Then,.... provided one understands that the Pauli--Lubanski (pseudo)vector is the appropriate generalization of angular momentum in a relativistic context, its magnitude $W^2 := W_\mu W^\mu$ is indeed a Lorentz scalar.

(One also needs to know that, although the orbital and intrinsic parts of angular momentum remain distinct in a nonrelativistic context, they mix together under general Lorentz transformations. Hence one prefers to talk only about total angular momentum in the relativistic context.)

24. May 20, 2014

### DrDu

When you consider a bound system, e.g. a hydrogen atom, $J^2$ or, if you ignore S, $L^2$ is in fact the spin of the compound system. Hence it is relativistically invariant.

25. May 20, 2014

### michael879

Right, I understand that the relativistic quantum operator W is a Lorentz 4-vector who's magnitude shows that the total angular momentum is a Lorentz scalar. What I don't understand is how this works for a classical system, which should be identical to the quantum predictions with some limits applied.

If you treat the Pauli--Lubanski pseudovector as a classical 4-vector (rather than a quantum operator) you find that $W^\mu W_\mu = 0$, so I'm not really clear how meaningful this vector is outside of quantum mechanics (I understand that it describes spin so this isn't surprising at all).

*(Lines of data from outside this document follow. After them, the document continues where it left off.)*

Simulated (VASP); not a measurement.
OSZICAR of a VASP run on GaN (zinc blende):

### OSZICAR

I'm not really sure what the confusion is at this point, you guys keep giving me purely quantum answers to my question on how to relate quantum/classical predictions. From what I've gathered the total angular momentum operator $\vec{J}^2$ is Lorentz invariant, but the corresponding classical variable $\vec{J}^2$ is definitely not a Lorentz invariant. Even if we completely ignored spin this discrepancy would remain, and I've never seen such a huge difference between the classical and quantum realms before... Basically this is saying that if I have a spinning ball, I will measure it's total angular momentum differently at different velocities. However, if I shrink this ball down to quantum scales it will suddenly have an invariant total angular momentum?? Even at the classical level, all angular momentum should be quantized (even though its too small to detect), so that if quantum mechanics predicts that angular momentum is Lorentz invariant we should also be able to measure that on macroscopic systems...

The only possible explanation I have is that I screwed up somewhere and angular momentum is in fact Lorentz invariant classically. However I'm pretty confident this isn't the case..